All those car manufacturers suggesting they might look elsewhere for production facilities in the event of Britain leaving the EU, so we are soothingly told by those urging the hardest break possible come the end of next month, are just another manifestation of Project Fear. It is nothing more than scare stories. They want to sell us their motors, therefore they will want to make them close to the market. We should not be unduly concerned.
As to the supply chains and just-in-time manufacturing needing no customs barriers and no more delays than our increasingly sclerotic motorway network imposes already, well, everyone else manages, don’t they? They’re still investing. You can’t, so it is told, just up and move a car factory elsewhere. You’ll see. It’ll all turn out OK.
But now has come the bad news. Already, as Fleet News has observed, “Fresh inward investment in the UK automotive sector plummeted in 2018 - down almost half (46.5%) on 2017 to £588.6 million - amid fears over a ‘no deal’ Brexit, according to the Society of Motor Manufacturers and Traders (SMMT) … British car production also fell to its lowest level for five years in 2018, with 1,519,440 new cars leaving UK factories, a decline of 9.1% and the second consecutive annual fall”. The industry does not want a no deal exit.

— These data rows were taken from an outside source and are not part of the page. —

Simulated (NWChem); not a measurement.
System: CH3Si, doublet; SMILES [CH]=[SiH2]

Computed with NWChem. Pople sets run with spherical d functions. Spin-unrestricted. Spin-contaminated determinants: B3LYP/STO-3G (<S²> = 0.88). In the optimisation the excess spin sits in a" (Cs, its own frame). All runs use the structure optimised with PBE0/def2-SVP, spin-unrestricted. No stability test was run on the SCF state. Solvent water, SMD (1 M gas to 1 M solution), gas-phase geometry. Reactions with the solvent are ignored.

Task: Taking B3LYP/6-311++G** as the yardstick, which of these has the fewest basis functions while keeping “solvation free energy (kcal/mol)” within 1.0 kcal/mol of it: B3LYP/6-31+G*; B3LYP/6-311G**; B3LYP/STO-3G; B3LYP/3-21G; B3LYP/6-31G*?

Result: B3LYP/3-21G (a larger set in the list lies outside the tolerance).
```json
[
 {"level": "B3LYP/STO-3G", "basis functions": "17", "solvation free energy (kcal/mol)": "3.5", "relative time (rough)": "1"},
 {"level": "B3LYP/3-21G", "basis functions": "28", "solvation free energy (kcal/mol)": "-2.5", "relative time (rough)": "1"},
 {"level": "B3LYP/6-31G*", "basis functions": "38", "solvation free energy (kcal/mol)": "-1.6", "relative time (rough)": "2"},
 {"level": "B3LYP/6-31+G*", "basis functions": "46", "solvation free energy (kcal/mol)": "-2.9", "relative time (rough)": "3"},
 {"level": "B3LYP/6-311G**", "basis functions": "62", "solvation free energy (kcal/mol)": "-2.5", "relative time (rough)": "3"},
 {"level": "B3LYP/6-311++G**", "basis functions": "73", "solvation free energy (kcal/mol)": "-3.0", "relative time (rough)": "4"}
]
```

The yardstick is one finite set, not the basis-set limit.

And now has come far, far worse. Sky News Tweeted out this taster “Sky Sources: Japanese car-maker Nissan is cancelling plans to build its X-Trail model at its plant in Sunderland”. Mark Kleinmann’s article has just confirmed the news. “Nissan will drop another bombshell into the heart of Britain's car manufacturing industry next week by announcing the cancellation of plans to manufacture its X-Trail model in the UK … Sky News has learnt that the Japanese car-maker's executives will confirm the move on Monday, casting further gloom over an already-embattled sector”.
There was more. “Sources said the X-Trail move would be interpreted as projecting renewed doubt over Nissan's future investment in the UK … Precise details of Nissan's impending announcement were unclear this weekend, but sources said it was likely to initially involve abandoning the X-Trail production plans which had been announced in the autumn of 2016”. No-one should be surprised. Others may follow suit.
Also, there was this ominous warning. “The consequences of the announcement for the longer-term future of Sunderland were uncertain, although some car industry insiders believe that Nissan may seek to further scale back its operations there during the coming years”. The only unknown is that we don’t know who is next. But someone will be.
When Margaret Thatcher opened the Sunderland plant in 1986, she said “It was confirmation from Nissan that within the whole of Europe, the United Kingdom was the most attractive country - politically and economically - for large-scale investment”.
Mrs T’s industry minister Keith Joseph put it more directly: “The deal [is] tangible evidence of the benefits to the UK of membership of the European Community; Nissan [has] chosen the United Kingdom because it [gives] them access to the whole European market. If we were outside the community, it is very unlikely that Nissan would have given the United Kingdom serious consideration as a base for this substantial investment”.
What would the Sunderland area be without Nissan? Project Reality just arrived.